1. Line 687: train_model expects device: str | None, but device is a torch.device object. This works due to duck typing but is a type mismatch.

2. Lines 694-699: The verbose block always calls evaluate_classification_model, even when task="regression" (Hellinger distance). This produces meaningless metrics for regression.

Apply this diff:

         train_model(
             model,
             train_loader,
             optimizer,
             loss_fn,
             task=task,
             num_epochs=num_epochs,
-            device=device,
+            device=str(device),
             verbose=verbose,
             val_loader=val_loader,
             patience=30,
             min_delta=0.0,
             restore_best=True,
         )
         if verbose:
             test_loader = DataLoader(training_data.X_test, batch_size=16, shuffle=False)
-            avg_loss_test, dict_results, _ = evaluate_classification_model(
-                model, test_loader, loss_fn=loss_fn, device=device, verbose=verbose
-            )
+            if task == "regression":
+                avg_loss_test, dict_results, _ = evaluate_regression_model(
+                    model, test_loader, loss_fn=loss_fn, device=str(device), verbose=verbose
+                )
+            else:
+                avg_loss_test, dict_results, _ = evaluate_classification_model(
+                    model, test_loader, loss_fn=loss_fn, device=str(device), verbose=verbose
+                )
             print(f"Test loss: {avg_loss_test:.4f}, {dict_results}")

---

835-867: Critical: Multiple bugs will cause GNN prediction to fail at runtime.

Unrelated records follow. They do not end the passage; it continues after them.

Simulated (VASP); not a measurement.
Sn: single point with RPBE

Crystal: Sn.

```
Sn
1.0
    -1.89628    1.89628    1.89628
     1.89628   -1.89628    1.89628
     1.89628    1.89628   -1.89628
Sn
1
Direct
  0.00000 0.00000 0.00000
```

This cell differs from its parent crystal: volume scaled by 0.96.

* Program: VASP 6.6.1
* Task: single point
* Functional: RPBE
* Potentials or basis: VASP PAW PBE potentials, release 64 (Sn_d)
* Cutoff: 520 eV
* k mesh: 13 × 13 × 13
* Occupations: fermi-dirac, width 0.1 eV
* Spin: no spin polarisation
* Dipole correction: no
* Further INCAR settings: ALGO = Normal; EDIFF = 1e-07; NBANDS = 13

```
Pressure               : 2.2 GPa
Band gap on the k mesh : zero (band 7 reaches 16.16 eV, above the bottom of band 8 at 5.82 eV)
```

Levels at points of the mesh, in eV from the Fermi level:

Four issues in the GNN prediction path:

1. Line 845: json_dict["mlp_units"] will raise KeyError since training saves "mlp" as a string, not "mlp_units" as a list.

2. Line 856: Uses num_gates but PyTorch Geometric expects num_nodes. Inconsistent with training code at line 335.

3. Line 858: gnn_model.classes is never defined on the GNN class. This will raise AttributeError.

4. Lines 860-864: Output shape mismatch. The model returns shape [1, num_devices] for a single Data object, but len(outputs) returns 1 (batch dimension), not num_devices. The assertion will fail.

Apply this diff:

         gnn_model.load_state_dict(torch.load(path))
         x, edge_index, number_of_gates = create_dag(qc)
-        feature_vector = Data(x=x, edge_index=edge_index, num_gates=number_of_gates)
+        feature_vector = Data(x=x, edge_index=edge_index, num_nodes=number_of_gates)
         gnn_model.eval()
-        class_labels = gnn_model.classes
+        class_labels = json_dict["classes"]  # Load from JSON metadata
         with torch.no_grad():
             outputs = gnn_model(feature_vector)
+        outputs = outputs.squeeze(0)  # Remove batch dimension [1, num_devices] -> [num_devices]
         assert class_labels is not None
         if len(class_labels) != len(outputs):
             msg = "outputs and class_labels must be same length"
             raise ValueError(msg)

         pairs = sorted(zip(outputs.tolist(), class_labels, strict=False), reverse=True)

Also fix the model instantiation to parse mlp from JSON:

         gnn_model = GNN(
             in_feats=int(len(get_openqasm3_gates()) + 1 + 6 + 3 + 1 + 1),
             num_conv_wo_resnet=json_dict["num_conv_wo_resnet"],
             hidden_dim=json_dict["hidden_dim"],
             num_resnet_layers=json_dict["num_resnet_layers"],
-            mlp_units=json_dict["mlp_units"],
+            mlp_units=json_dict.get("mlp_units") or ([] if json_dict["mlp"] == "none" else [int(x) for x in json_dict["mlp"].split(",")]),
             output_dim=json_dict["num_outputs"],

---

606-606: Dead code: list comprehension result is discarded.

Line 606 computes [dev.description for dev in self.devices] but the result is not assigned to any variable. This appears to be leftover code.

Remove the dead code:

-            [dev.description for dev in self.devices]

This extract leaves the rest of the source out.